Dolphins by Carol Ann Duffy

‘Dolphins’ by Carol Ann Duffy voices the pangs of the dolphins that are confined as a means of entertainment. The poet seems to have entered into the world of those captivated dolphins and sharing their woes as a compatriot and as a poet. However, in this poem, Carol Ann Duffy expresses a broader perspective. It is about the lack of sensation and common sense in the modern world. Moreover, the poet takes the side of those creatures that can’t convey their hopelessness in words. For this reason, the poem becomes a record of the dolphins’ suffering in the man-made pools.

Dolphins by Carol Ann Duffy

 

Summary of Dolphins 

Dolphins’ by Carol Ann Duffy is told from the perspective of suffering, hopeless dolphins kept captive in a theme park. 

The poem begins with the speaker defining the world as the space where one exists. To the dolphins in captivity, the world is the pool. They know very well the world they were taken from, the open ocean, and now have to contend with a future of confinement. There are only men and hoops and endless circles around the pool. 

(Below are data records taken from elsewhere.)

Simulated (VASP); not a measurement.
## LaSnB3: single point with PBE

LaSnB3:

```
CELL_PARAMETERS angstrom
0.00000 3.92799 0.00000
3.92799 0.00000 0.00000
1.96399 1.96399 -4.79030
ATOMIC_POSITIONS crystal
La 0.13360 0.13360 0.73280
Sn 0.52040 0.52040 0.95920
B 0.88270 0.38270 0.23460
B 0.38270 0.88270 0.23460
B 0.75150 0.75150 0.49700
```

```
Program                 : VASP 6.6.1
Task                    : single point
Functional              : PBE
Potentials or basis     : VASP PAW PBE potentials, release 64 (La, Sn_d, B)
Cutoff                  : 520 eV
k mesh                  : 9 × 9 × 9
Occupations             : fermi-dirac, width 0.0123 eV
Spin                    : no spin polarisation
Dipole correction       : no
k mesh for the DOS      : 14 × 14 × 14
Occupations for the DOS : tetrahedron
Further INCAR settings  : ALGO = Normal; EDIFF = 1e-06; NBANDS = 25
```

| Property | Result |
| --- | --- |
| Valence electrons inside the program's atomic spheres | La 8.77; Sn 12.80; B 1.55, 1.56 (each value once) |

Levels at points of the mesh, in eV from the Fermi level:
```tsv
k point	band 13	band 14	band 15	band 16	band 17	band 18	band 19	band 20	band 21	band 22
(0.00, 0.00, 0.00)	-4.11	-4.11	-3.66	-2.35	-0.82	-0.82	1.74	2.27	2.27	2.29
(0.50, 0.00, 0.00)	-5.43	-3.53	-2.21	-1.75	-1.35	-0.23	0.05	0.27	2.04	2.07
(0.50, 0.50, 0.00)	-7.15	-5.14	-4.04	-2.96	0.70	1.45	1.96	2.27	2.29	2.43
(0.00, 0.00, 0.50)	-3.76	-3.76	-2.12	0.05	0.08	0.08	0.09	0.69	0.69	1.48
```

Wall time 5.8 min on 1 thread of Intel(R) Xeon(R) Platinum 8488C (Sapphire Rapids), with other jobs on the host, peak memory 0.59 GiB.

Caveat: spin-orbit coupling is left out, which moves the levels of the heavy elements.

The dolphin speaker goes on to describe how they first came to know their space and realize their terrible change of circumstances. They used to be “blessed” but soon realized that that time was over. Now they are “not blessed.” The poem concludes with the dolphins explaining that they know there is no hope of ever leaving this place, not while there are human beings in existence. 

You can read the full poem Dolphins here.

 

Structure of Dolphins

‘Dolphins’ by Carol Ann Duffy is a four stanza poem that is divided into even sets of six lines, or sextets. These sextets do not follow a specific pattern of rhyme, but that does not mean that there isn’t a rhyme present in the text. For example, there are moments of internal rhyme between words that do not correspond at the end of lines. At the end of line three of the fourth stanza, “own” and “stone” rhyme. Additionally, the end words of lines four and six of the second stanza rhyme, “began” and “man”.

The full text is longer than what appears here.